So. When should you trust your gut? And when should you override it?
The research has a lot to say about this. More than I feel recent leadership conversations give it credit for.
First, a number worth sitting with
PwC surveyed CEOs in 2023 and found that 89% of executives rely on gut instinct for major decisions. That is not terribly surprising. Leadership has always meant acting on incomplete information, reading a room, moving before all the evidence is in. It’s part of the job description.
But McKinsey found, in the same year, that almost 45% of those instinct-driven decisions could have been meaningfully improved with better use of available information. Nearly half.
That gap isn’t a reason to distrust yourself. It’s an invitation to get more deliberate. Not about whether to trust your gut, but about when. Because the leaders who figure that out don’t just make sharper decisions. They lead differently. More grounded. More intentional. Less reactive.
What your gut actually is
Here’s the thing about intuition that I think gets lost in most conversations about it: it isn’t guessing.
Gary Klein spent decades studying how experts make decisions under pressure, surgeons, firefighters, military commanders, people whose mistakes cost lives. What he found wasn’t mysticism. It was pattern recognition working at extraordinary speed. When a seasoned professional “just knows” something, their brain has processed thousands of similar situations and learned to identify signals so quickly they bypass conscious thought entirely. It feels like instinct. It’s actually mastery.

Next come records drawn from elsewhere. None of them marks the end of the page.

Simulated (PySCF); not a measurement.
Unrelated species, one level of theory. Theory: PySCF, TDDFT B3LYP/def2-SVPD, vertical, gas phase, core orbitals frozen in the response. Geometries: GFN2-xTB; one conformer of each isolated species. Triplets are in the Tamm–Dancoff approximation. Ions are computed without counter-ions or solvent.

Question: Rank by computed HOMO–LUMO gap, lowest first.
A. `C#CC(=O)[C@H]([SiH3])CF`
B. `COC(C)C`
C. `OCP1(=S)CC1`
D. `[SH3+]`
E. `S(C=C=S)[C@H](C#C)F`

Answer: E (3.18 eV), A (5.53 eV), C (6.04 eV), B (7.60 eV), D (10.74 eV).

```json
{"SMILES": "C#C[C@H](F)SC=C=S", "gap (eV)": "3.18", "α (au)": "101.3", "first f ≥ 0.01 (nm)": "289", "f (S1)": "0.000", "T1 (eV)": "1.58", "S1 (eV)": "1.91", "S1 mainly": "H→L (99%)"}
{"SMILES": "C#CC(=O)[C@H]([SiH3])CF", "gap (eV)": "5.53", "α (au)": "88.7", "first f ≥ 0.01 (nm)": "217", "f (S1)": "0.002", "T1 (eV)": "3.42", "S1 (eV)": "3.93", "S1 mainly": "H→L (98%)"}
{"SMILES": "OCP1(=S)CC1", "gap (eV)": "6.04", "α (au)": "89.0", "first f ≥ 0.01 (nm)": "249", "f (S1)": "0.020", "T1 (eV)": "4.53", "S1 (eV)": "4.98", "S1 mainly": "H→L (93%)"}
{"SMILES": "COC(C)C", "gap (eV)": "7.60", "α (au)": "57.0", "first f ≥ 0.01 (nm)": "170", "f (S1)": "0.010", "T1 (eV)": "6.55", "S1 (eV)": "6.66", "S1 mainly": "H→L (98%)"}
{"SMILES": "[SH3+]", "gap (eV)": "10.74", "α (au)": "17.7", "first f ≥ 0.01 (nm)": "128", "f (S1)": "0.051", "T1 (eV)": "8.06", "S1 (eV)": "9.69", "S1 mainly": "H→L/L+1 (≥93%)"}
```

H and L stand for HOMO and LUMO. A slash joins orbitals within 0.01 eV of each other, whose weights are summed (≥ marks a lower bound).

Your gut, at its best, is expertise made fast. Years of experience compressed into a feeling.
Which is why it’s so valuable, and why it’s so important to understand where that expertise actually lives. Because the same brain that reads a room brilliantly in its home territory can wander into unfamiliar terrain and keep reading with the same confidence, even when the map no longer matches the ground.
More on that in a moment.
When to back yourself completely
If you’ve spent ten or fifteen years genuinely immersed in a domain, not just managing it but living in it, your pattern recognition in that space is something to trust. Kahneman and Klein’s 2009 research made this point clearly, which is worth noting because these two disagreed about almost everything. Their areas of agreement tend to be significant. Expert intuition in a familiar environment, particularly under time pressure, isn’t just valid, it often outperforms deliberate analysis.
So when a window is closing and you don’t have the luxury of time, and you do have the foundation of real experience… Back yourself! Your brain is doing something useful in the background.
This applies especially to decisions related to creativity and innovation. Data is a record of what’s already happened. When you’re building something that doesn’t exist yet, you’re working in territory the data hasn’t mapped. At some point, a leader has to place a bet based on their read of the moment, the customer, the market, the opportunity. That’s not recklessness. That’s leadership doing what leadership actually requires.
And in reading people, not hiring specifically, I’ll come back to that, but in sensing a team’s energy, noticing that something’s off in a dynamic, feeling that someone is quietly exceptional in a way you can’t yet put into words. Ambady and Rosenthal’s 1992 research on “thin slices of behaviour” showed that experienced observers can form surprisingly accurate impressions from very brief interactions. That capacity is real. It grows with practice. Don’t dismiss it.
When to pause and look deeper
The leaders who grow the most are the ones willing to ask hard questions of themselves. Including this one: am I drawing on genuine expertise here, or am I just very confident?
Those two things can feel identical from the inside. That’s what makes this worth thinking about carefully.
When you step outside your domain of genuine experience, the wisest thing you can do is know that you’re doing it. Kahneman’s Thinking, Fast and Slow documents in painstaking detail how human beings consistently overestimate the transferability of their judgment. We succeed somewhere, and we start to assume our instincts are broadly reliable, not just in specific terrain. They’re not. Nobody’s are. The leaders who understand this tend to ask more questions when they’re operating in unfamiliar territory, and they surround themselves with people who know what they don’t. That’s not weakness. It’s how good judgment actually gets built.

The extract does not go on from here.